The Healing Power of Writing

At nearly 27 years old, it is safe to say that writing in a journal has been my lifesaver for many years. Acting as a spiritual guide and detailed snapshot into my own subconscious, it has brought awareness to many areas of my life that I – at the time – wanted to ignore. In many ways, the personal habit of writing landed me where I am today – making a living by way of expression through words.

I, as I’m sure you have too, have gone through many difficulties and challenges in life. From the loss of loved ones to getting scolded by a parent, there have been a plethora of instances where in the midst of pain I have instinctively reached for my journal as a source of clarity and solace.

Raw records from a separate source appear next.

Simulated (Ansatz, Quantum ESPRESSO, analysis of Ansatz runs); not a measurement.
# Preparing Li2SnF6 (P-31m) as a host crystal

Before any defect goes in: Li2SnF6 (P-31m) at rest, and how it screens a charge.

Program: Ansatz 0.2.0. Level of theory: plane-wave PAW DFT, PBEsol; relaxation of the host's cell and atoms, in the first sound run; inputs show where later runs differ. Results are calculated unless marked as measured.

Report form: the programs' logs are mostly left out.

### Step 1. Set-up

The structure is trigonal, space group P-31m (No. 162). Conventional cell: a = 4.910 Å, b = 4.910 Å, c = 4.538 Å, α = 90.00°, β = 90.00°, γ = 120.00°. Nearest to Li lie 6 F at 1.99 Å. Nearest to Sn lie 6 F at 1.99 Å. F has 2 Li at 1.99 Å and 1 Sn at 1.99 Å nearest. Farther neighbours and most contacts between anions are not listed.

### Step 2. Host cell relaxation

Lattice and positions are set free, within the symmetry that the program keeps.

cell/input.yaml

During pain of any sort, it can feel like we are free-falling. Writing helped me hold on to the pieces of myself during times where I wasn’t sure I’d make it. However, at 20 years old, after me and my then-partner called off our wedding, I began the most important journey of my life: the Inner Journey. We are all familiar with the feeling of wanting to run from our emotions, and yet the beautiful thing about writing is that while it can still be difficult, writing allows for a safe space to navigate life’s ebbs and flows.

The idea I want to share with you today is this:

Writing, by hand, is a way to slow down and become radically present with your story as it is unfolding.

The Stories We Tell Ourselves

you cannot outrun your own emotions

When I’m not writing for work, I’m writing for play. Specifically, writing as a way to facilitate healing. My purpose lives deeply in self-healing work and I thrive off of helping others (and myself, most importantly) see that they have all the tools to give themselves the healing they need. One thing I’ve realized is that you cannot outrun your own emotions. Inevitably, they will catch up with us, though we try hard to deter this truth.

Writing is bearing witness to your own story, and your journal and pen give you a safe space to show up authentically. Humans are innately narrative beings, and our identities hinge on the stories and beliefs we have about ourselves and one another. And oftentimes, we forget that we are in charge of the stories we tell about ourselves.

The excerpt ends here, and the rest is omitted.